With 11 games to go in their season, the Seattle Mariners are on the threshold of an American League record one would never expect of a team that doesn’t rely on power – but one they can reach.
If they swing, miss and take enough called third strikes.
By virtue of their 8-7 loss to the Texas Rangers at Safeco Field on Saturday, which included 13 strikeouts, the Mariners blew past the single-season franchise record for strikeouts (1,174), raising the record to 1,187.
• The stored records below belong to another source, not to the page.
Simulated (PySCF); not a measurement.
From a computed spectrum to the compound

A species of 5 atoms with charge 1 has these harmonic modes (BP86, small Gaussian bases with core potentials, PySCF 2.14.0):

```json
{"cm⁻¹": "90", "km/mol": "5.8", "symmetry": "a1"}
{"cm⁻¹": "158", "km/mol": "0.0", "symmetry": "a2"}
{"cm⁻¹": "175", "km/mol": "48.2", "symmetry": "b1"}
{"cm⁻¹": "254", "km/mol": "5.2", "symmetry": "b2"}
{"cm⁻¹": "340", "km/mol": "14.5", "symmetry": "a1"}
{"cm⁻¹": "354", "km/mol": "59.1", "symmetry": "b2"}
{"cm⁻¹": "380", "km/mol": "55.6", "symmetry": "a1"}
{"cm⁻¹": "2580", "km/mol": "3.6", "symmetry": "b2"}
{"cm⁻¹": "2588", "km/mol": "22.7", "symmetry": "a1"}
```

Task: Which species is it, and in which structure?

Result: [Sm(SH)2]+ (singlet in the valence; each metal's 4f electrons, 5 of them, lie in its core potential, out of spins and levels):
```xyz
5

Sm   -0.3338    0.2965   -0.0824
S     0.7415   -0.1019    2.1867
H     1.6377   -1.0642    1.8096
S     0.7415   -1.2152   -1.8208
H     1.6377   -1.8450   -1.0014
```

Now, with 11 games remaining in 2011, they must average nearly 10 strikeouts a game to break the AL record (1,292) established last year by the Tampa Bay Rays.
History awaits.
“We are striking out a lot right now, but once you see these kids settle in you’re going to see less of that,” manager Eric Wedge said. You’ll see more discipline, see more walks …”
But probably not until next year.
Texas and Seattle almost always seem to get into these high-scoring, back-and-forth games two or three times a year, the kind where the team with the last at-bat has an edge.
And early on in this one, it seemed the Rangers and Mariners were headed that way.
Seattle went ahead in the second inning, 4-1, before starting pitcher Anthony Vazquez gave up not one, not two, but three solo home runs in the third inning to tie the game.
“I had my mind set on going out there and attacking, considering we’d just put four runs on the board,” the rookie said. “The last thing I wanted to do was fall behind hitters. They took advantage of it.
“I was successful the first couple of innings. They snuck that one run in the second inning, but I really went out there to attack. You never think they’ll put balls out of the park that easy, but they did it.”
Elvis Andrus and Josh Hamilton went deep back-to-back, Vasquez got an out, then served up No. 26 to ex-Mariners infielder Adrian Beltre and it was 4-4.
The Rangers scored three more runs in the fourth inning to go up 7-4, and in the fifth, first baseman Mike Carp hit his 10th home run with a man aboard, making it 7-6 with four innings to play.
Who knew the scoring was over for the night?
“Their bullpen really shut us down, it did a great job against us,” Carp said. “We’d been swinging pretty well lately, and in a close game, we thought we’d get them. I thought we were going to pull one out. We didn’t get the big hit.”
In fact, after Carp’s home run, the Mariners didn’t get much contact.
Of its final 12 outs, Seattle made seven by strikeout.
With Casper Wells (flu) and Brendan Ryan (stiff neck) unavailable, the Mariners’ lineup was heavily left-handed – the first five men in Wedge’s lineup were lefties.
So when manager Ron Washington pulled starter Colby Lewis in the sixth ining, he went with left-handed veteran Darren Oliver for the next 1 innings.
Oliver struck out Ichiro, Kyle Seager and Dustin Ackley, in order.
With a save situation in the ninth, the Rangers went to Neftali Perez. The Mariners might just as well have called it a night right then.
Against closer Perez, Seattle batters are a collective 0-for-42, all-time. They not only have never managed a hit against him, they’ve only drawn three walks – and struck out 19 times.
Perez struck out Luis Rodriguez, got Trayvon Robinson on a ground ball. Down to the final out, Wedge sent up a pinch-hitter – rookie Alex Liddi, who had eight big-league at-bats to his credit.
Feliz’s first pitch to Liddi was 98 mph. His last was 99. And no, the kid didn’t hit any of them, striking out to end the game.
“It was a little hard, but it’s part of the game,” Liddi said of the pinch-hitting appearance. “I’d faced him before, in the minors. I hit him.”
Was there one pitch in the sequence Liddi thought he should have hit?
“The last one,” he said. “It was a strike. The others were down, but that was there.”
Wedge was fine with Liddi’s at-bat.
“He got his hacks in. The guy’s throwing 99-100 mph out there and a lot of these kids haven’t seen that,” Wedge said. “We’ve got a lot of young playing at a point in the year they haven’t played before.
“But no excuses. What I don’t want to see is called third strikes. We’re getting some pitches to hit, we’re fouling some pitches back that look like pretty good pitches to hit, but we need to get on them.
“We will.”
If not, they’re about to begin an 11-game march into history.